Conservatives have been disappointed with the track record of Republicans in Congress since their 2010 takeover of the House. There have been a few bright spots—the cuts in domestic discretionary spending brought about by the sequester, for instance—but from Obamacare to Iran to taxes to financial services regulation, President Obama and the left seem to retain the upper hand. Yet there is one issue percolating in Congress that could provide a rare victory. Conservatives are working hard to take down the Export-Import Bank, and they might succeed.

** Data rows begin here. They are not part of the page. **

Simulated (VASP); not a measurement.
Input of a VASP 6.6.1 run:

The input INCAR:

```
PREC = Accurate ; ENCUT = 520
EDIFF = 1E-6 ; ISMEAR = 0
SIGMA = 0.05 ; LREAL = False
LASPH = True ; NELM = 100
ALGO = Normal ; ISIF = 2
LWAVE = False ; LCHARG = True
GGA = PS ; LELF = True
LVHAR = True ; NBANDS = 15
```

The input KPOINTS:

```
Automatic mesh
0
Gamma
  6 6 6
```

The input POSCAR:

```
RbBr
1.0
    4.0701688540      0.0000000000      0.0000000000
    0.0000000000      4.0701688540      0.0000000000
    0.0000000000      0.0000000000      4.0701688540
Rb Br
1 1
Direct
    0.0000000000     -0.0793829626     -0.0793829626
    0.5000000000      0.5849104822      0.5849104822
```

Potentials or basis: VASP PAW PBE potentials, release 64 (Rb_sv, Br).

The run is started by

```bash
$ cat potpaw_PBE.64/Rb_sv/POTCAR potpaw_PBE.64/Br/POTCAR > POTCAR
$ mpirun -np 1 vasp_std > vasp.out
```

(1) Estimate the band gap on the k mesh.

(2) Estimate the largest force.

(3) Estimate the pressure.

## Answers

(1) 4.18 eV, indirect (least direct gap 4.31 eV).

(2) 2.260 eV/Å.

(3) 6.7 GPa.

The Export-Import Bank is a New Deal-era relic whose purpose is to facilitate American trade. According to William Becker and William McClenahan, authors of a major study of Ex-Im, the bank has been an “entrepreneurial” institution that has evolved over the years to retain the favor of the nation’s foreign policy establishment and top economic policymakers. Today, its main role is to provide credit to foreign purchasers of American manufactured goods, especially heavy equipment and airplanes. Last year it authorized about $21 billion in government-backed loans. Few of these loans go bad, so Ex-Im has little budgetary impact, but then its critics don’t base their opposition on grounds of budget busting.
So what is their complaint? First, the bank is grossly inefficient. To support American businesses, Ex-Im extends credit to foreign governments and enterprises. Surely there is a less roundabout way to promote domestic business than to subsidize foreign business! The Ex-Im Bank’s defenders retort that foreign governments already do precisely this, so Uncle Sam must respond in kind to protect American jobs. Even if this is true (and many experts raise doubts), it does not justify wasteful inefficiency. While some exporters might be hurt if the Ex-Im Bank were decommissioned, its credit could be redirected in ways that bring more bang for the buck.
In addition, Ex-Im creates distortions within domestic industries because its subsidies benefit certain American companies over their domestic competitors. Worse, who wins and who loses is determined by the preferences of foreign companies or governments, which may be susceptible to cronyism and other illiberal impulses. Moreover, Ex-Im plays favorites across domestic industries, favoring certain types of businesses over others. For instance, guaranteeing foreign loans for new airplanes may be great for Boeing, but it creates more competition for domestic carriers like Delta, a staunch opponent of Ex-Im.
At present, Ex-Im’s benefits flow overwhelmingly to big corporations. Many of its loans go to foreign-owned airlines seeing to purchase U.S.-built planes, making Boeing far and away its biggest beneficiary. In 2013, 30 percent of the bank’s benefits flowed to Boeing. General Electric took another 10 percent, while Bechtel received 7 percent, and Caterpillar took 5 percent. This runs contrary to the claim that Ex-Im favors small business, a group that is politically sacrosanct.
Finally, the bank is a breeding ground for cronyism. Major corporations are deeply invested in politics, but not out of civic duty. In 2013, Boeing received about $8 billion worth of benefits from Ex-Im; during the 2013-14 election cycle, it spent about $35 million on lobbying, in part to keep the bank afloat. From Boeing’s perspective, its lobbying investment brought a fantastic return. However, this is inconsistent with republican government. Ex-Im survives not because it enhances the general welfare, but because its clients lobby the government aggressively.
Unsurprisingly, all that corporate cash has purchased some very powerful supporters. Barack Obama opposed the Export-Import Bank when he ran for president in 2008, but now he supports its reauthorization. The bank enjoys support from almost all Democrats and many Republicans. Normally, that would ensure survival, but this time conservatives have the upper hand in Congress. The charter for the Ex-Im Bank expires on June 30. If Congress does not act, the bank will die.
It is good for conservatives to take on such a defective program, but there is a larger point about the health of our government that an intensive focus on the Ex-Im Bank risks obscuring. American economic policy is a mess—a tangle of client-patron relationships between government and business that costs taxpayers a princely sum while inhibiting economic growth. The Export-Import Bank is not the worst offender. Rather, it is the easiest to attack. Because it benefits a narrow band of domestic manufacturers, Ex-Im cannot build the sort of broad interest-group alliances that protect other agencies from congressional assault. Moreover, since it requires congressional reauthorization, its critics do not have to overcome our system’s bias in favor of the status quo in order to eliminate it. Instead, it is up to Ex-Im’s advocates to persuade Congress and the president to renew it.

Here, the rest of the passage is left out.